Search for anything using your favorite crawler-based search engine. Nearly instantly, the search engine will sort through the millions of pages it knows about and present you with ones that match your topic. The matches will even be ranked, so that the most relevant ones come first.
Of course, the search engines don't always get it right. Non-relevant pages make it through, and sometimes it may take a little more digging to find what you are looking for. But, by and large, search engines do an amazing job.
As WebCrawler founder Brian Pinkerton puts it, "Imagine walking up to a librarian and saying, 'travel.' They’re going to look at you with a blank face."
OK -- a librarian's not really going to stare at you with a vacant expression. Instead, they're going to ask you questions to better understand what you are looking for.
Unfortunately, search engines don't have the ability to ask a few questions to focus your search, as a librarian can. They also can't rely on judgment and past experience to rank web pages, in the way humans can.
So, how do crawler-based search engines go about determining relevancy, when confronted with hundreds of millions of web pages to sort through? They follow a set of rules, known as an algorithm. Exactly how a particular search engine's algorithm works is a closely-kept trade secret. However, all major search engines follow the general rules below.
Location, Location, Location...and Frequency
One of the the main rules in a ranking algorithm involves the location and frequency of keywords on a web page. Call it the location/frequency method, for short.
Remember the librarian mentioned above? They need to find books to match your request of "travel," so it makes sense that they first look at books with travel in the title. Search engines operate the same way. Pages with the search terms appearing in the HTML title tag are often assumed to be more relevant than others to the topic.

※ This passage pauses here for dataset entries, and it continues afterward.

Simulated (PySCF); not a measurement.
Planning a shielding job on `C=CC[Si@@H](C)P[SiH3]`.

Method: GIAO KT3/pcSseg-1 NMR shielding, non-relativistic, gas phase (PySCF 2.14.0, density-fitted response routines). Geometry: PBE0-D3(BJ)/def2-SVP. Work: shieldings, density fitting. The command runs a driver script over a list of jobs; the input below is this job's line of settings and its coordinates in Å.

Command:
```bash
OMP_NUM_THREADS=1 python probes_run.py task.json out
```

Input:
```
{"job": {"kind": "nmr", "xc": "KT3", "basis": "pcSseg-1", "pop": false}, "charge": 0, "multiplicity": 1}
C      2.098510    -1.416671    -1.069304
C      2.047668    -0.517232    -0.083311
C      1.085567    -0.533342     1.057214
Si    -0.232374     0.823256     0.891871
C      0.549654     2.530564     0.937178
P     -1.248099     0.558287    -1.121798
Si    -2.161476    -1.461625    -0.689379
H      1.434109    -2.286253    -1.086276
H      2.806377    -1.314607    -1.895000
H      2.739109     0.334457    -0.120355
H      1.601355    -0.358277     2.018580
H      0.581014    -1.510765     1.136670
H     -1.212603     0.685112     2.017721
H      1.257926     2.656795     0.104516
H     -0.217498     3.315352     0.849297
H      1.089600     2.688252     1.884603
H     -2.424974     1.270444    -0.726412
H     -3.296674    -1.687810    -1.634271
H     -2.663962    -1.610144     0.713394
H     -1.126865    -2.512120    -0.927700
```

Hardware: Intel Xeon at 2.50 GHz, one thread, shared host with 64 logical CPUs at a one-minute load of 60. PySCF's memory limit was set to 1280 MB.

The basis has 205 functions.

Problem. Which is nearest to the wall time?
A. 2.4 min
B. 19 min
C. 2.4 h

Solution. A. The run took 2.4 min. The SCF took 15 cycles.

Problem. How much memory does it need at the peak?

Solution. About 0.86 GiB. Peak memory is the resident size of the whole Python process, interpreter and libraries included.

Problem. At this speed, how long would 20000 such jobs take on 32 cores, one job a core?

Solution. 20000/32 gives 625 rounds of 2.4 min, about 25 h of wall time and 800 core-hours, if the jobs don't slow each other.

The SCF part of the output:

Search engines will also check to see if the search keywords appear near the top of a web page, such as in the headline or in the first few paragraphs of text. They assume that any page relevant to the topic will mention those words right from the beginning.
Frequency is the other major factor in how search engines determine relevancy. A search engine will analyze how often keywords appear in relation to other words in a web page. Those with a higher frequency are often deemed more relevant than other web pages.